With T+1 clearing on the horizon, Bennett says, some brokerages played it fast and loose with Reg T, using free-riding to encourage trading volume, especially during the inflation of the dot-com bubble. But with the future of T+1 uncertain, it became urgent to remind the brokerage industry that the future hasn't arrived yet.

"The thing about bending the rules is that it was a little more understandable with T+1 around the corner," said Rachel Barnard, analyst at Morningstar. "There was a T+1 association, but all of that has just lost steam and it looks like its many years off. Now that it's not around the corner, it's unclear what the future is."

What's clear is that enforcement of Reg T is clearly an industrywide problem, and brokers have taken strides to ensure that active traders have margin accounts and rule benders are identified early on.

"We have people, as all brokers do, who break that rule. You run into it more in the online world, but our computer systems catch anyone who does it the first time and we put them on a restricted list," said Mike Hogan, chief administrative officer with HarrisDirect. "The bigger difference between us and Ameritrade and Datek is that we've always had people who do active trading in a margin account, where you don't have a problem."

Indeed, Ameritrade has been feeling the heat more than most after the company purchased Datek, a haven for daytraders. Back in August 2002, the NASD ordered iClearing, a subsidiary of Datek, to stop free-riding in its cash accounts. At the time, there were fears that the charges would lead the NASD to nullify Ameritrade's union with Datek. In the end, the NASD approved the merger, but made sure the combined companies would play by the rules from now on, something that Ameritrade told investors back in October 2002.

After merging, Ameritrade inherited Datek's problem and said it has taken strides to deal with the free-riding issue. When Ameritrade released earnings on Jan. 21, company management told investors in a conference call, "

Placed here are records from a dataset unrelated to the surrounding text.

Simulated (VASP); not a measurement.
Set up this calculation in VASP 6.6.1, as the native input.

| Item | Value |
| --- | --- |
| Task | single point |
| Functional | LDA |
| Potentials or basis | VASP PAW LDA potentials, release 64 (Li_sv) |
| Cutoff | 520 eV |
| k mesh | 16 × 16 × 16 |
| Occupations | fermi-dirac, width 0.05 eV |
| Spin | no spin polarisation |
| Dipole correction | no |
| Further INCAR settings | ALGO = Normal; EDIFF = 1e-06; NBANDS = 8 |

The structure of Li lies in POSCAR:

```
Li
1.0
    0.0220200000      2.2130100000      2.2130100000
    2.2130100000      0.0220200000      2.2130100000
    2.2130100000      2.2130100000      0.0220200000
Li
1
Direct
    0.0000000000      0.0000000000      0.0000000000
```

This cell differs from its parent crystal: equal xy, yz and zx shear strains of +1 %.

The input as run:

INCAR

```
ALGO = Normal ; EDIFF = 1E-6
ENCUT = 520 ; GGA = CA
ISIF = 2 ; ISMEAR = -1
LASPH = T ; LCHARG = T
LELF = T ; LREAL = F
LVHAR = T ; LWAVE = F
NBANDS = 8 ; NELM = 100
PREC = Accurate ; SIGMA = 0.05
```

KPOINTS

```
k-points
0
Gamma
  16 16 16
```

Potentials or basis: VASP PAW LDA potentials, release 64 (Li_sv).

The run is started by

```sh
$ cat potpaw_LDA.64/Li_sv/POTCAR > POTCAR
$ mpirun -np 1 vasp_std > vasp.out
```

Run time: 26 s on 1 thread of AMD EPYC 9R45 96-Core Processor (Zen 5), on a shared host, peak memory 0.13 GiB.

We are evaluating, designing, testing and implementing processes and procedures and systems to address their restriction. We are also doing all that we possibly can to communicate and educate our clients as to what's going on."

Investors in a cash account who want to return to their day-trading ways should simply switch to a margin account to ensure that trades clear in a timely manner or make sure they have enough cash in their cash accounts to cover them. With T+1 no longer on the horizon, getting a free ride in a cash account will be impossible.